It didn't take long for Petrino's decision to be proven wrong in Sunday's 31-7 loss at the Georgia Dome. The Falcons had nine first-half possessions. The results: punt, punt, interception, punt, punt, fumble, fumble, punt, punt. "I was excited about the opportunity to go out there," Leftwich said, "but from the beginning, things just didn't go well for us."
Nor did the Falcons offense get better as the game went on. Before being pulled for Harrington late in the third quarter with the score 24-0, Leftwich oversaw one drive in which the Falcons were stopped on downs and another where he was intercepted by Bucs nose tackle Chris Hovan.
"I've never been involved with something as bad as this," said Leftwich, a first-round pick of Jacksonville in 2003 who was released this preseason. "As a quarterback, it's your responsibility. It's your responsibility to lead these guys and score points."
Playing behind a makeshift offensive line, Leftwich finished 15-for-28 for 106 yards with two interceptions and two fumbles. With fourth-string left tackle Quinn Ojinnaka getting beaten off the edge by defensive ends Greg White and Gaines Adams, Leftwich was hounded all afternoon. His long windup also allowed the Bucs to deflect and dislodge the ball repeatedly.
Before garbage time ensued in the fourth quarter, the Falcons had eight first downs and 142 yards of total offense. They had gone 1-for-11 on third down (9 percent).

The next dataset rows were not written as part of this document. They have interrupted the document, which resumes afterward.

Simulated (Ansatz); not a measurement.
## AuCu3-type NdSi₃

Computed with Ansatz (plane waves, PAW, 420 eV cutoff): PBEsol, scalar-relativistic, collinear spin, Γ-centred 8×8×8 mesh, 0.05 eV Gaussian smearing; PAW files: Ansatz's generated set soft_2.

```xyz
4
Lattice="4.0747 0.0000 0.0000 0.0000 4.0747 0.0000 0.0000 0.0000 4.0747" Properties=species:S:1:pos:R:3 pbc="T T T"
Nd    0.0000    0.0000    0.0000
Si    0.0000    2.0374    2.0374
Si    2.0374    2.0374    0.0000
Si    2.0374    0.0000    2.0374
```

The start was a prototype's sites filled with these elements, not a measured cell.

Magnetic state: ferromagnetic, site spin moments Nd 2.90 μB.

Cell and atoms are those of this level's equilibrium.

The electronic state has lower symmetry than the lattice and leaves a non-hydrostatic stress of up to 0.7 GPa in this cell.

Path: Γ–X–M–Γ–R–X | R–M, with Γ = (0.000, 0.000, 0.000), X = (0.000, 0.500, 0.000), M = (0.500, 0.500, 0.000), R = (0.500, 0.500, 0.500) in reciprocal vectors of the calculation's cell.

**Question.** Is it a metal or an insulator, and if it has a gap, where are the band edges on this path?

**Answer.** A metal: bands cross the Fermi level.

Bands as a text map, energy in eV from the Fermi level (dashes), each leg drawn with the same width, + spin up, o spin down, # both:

Petrino was predictably tight-lipped after the game about the quarterback decision, saying he thought Leftwich gave the Falcons the best chance to win.
"We turned the ball over early and were never able to get into a rhythm on offense. We had some dropped passes and we allowed a lot of pressure on our quarterback," Petrino said. "We felt that the way Leftwich practiced and moved around that he should start. I don't think you can always put all the blame on the quarterback."
Atlanta fans thought differently, starting chants of "Joey! Joey!" midway through the second quarter.
Harrington had done enough to get Atlanta past the 49ers and Panthers, and with five touchdown passes and five interceptions, his quarterback rating was a respectable 81.0 entering the game.
Sunday, he provided the only bright spot for the Falcons by throwing a 7-yard touchdown pass to Adam Jennings with 1:10 remaining and mostly backups on the field.
Lost in the day of Falcon offensive futility was Warrick Dunn's pursuit of the 10,000 career rushing yards milestone. The former Bucs standout entered the game needing only 58 yards to become the 22nd player to reach the mark, but was held to 32 yards by a swarming Bucs defense.
"Their front four, obviously their ends, causes a lot of problems today," Dunn said. "Guys were just really flying around. To me, that's just traditional Bucs football."